This cosy picture concealed many underlying problems. The British economy had stuttered and hardly started since the war. Low productivity, dire labour relations, incompetent management and wasteful government intervention bedevilled much of industry. Other European countries, not to mention Japan and the US, had raced ahead of Britain. Successive Tory and Labour governments had failed to grip the nation’s problems – the 1967 sterling devaluation and the collapse of Rolls-Royce in 1971 typified the decline.

Heath’s government, led by Chancellor Anthony Barber, made a brave if foolhardy effort to escape “stop-go” with its dash for growth following its espousal of Competition and Credit Control, a modernising policy of removing restraints from banks and encouraging lending. Sure enough the economy leapt forward but the bankers poured money not into industry but into their favourite asset, property. A profusion of secondary banks and deposit-taking institutions sprung up, inflation soared and a property bubble swelled and then went pop. The collapse of London and County Securities in 1973 triggered off a major City crisis and eventually the launch of the Bank of England “Lifeboat” which oversaw and softened the death agonies of a raft of secondary banks; the clearers were burnt too with NatWest shares trading well below par and its Chairman having to reassure the world that there was no danger of his bank failing. Modernisation had not gone far: the Bank picquet was disbanded, the bill brokers and their top hats disappeared, but the City sank back into mediocrity.

The mid 1970s were a thin time: the key Stock Market indices fell almost 60% by 1976. Corporate activity was very sluggish – no flotations for 3 years. In 1976 Denis Healey famously turned back from Heathrow to beg for rescue finance from the IMF. The brakes were on, with a pay freeze, high interest rates, high inflation, high petrol prices and the victorious miners ruling their roost. Some in the City were in despair and even talked wildly of a military coup.

But salvation was at hand. Margaret Thatcher had replaced Edward Heath as Tory leader. She encouraged a debate on the merits of Milton Friedman’s monetarism as opposed to Keynesian demand management, which was at the heart of “Butskellism” - the bi-partisan economic consensus since 1951. The monetarists won the intellectual argument and Thatcher developed a programme for a different Britain.

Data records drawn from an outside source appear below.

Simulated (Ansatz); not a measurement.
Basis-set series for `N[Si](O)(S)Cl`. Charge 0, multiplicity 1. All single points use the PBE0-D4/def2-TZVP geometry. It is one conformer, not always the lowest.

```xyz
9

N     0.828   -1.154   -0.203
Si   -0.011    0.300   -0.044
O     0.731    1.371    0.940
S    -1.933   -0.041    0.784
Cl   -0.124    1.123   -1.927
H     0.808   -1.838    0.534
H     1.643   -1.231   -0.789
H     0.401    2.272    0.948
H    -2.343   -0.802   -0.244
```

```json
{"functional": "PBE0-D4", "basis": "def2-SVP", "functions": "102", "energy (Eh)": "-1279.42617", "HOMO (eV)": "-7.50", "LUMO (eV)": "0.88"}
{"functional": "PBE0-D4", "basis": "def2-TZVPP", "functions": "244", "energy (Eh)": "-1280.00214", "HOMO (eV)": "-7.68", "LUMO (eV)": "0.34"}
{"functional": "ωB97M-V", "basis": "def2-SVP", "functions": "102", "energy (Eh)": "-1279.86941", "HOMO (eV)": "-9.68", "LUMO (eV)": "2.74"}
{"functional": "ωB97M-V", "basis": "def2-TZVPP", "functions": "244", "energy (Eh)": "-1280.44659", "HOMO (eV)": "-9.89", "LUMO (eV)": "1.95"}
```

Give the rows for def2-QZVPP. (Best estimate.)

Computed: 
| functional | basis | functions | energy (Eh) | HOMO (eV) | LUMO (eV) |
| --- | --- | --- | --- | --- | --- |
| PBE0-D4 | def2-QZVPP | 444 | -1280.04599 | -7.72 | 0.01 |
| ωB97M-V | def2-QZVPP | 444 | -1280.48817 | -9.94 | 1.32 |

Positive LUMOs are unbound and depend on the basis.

On her accession to power in 1979, her Chancellor Geoffrey Howe immediately abolished exchange controls, a powerful signal of an open economy, and managed the money supply brutally to squeeze out inflation. Recovery slowly emerged and corporate life revived. Some new businesses appeared; a change in the law to allow companies in certain circumstances to charge their own assets to finance the purchase of their own shares cleared the way for a great expansion of the venture capital industry, hitherto a cottage industry dominated by rather prissy 3i. The US-invented leveraged buy-out, often led by management, became commonplace and owners were able to exit their businesses much more readily. The industry soon became known as Private Equity and substantial profits were generated.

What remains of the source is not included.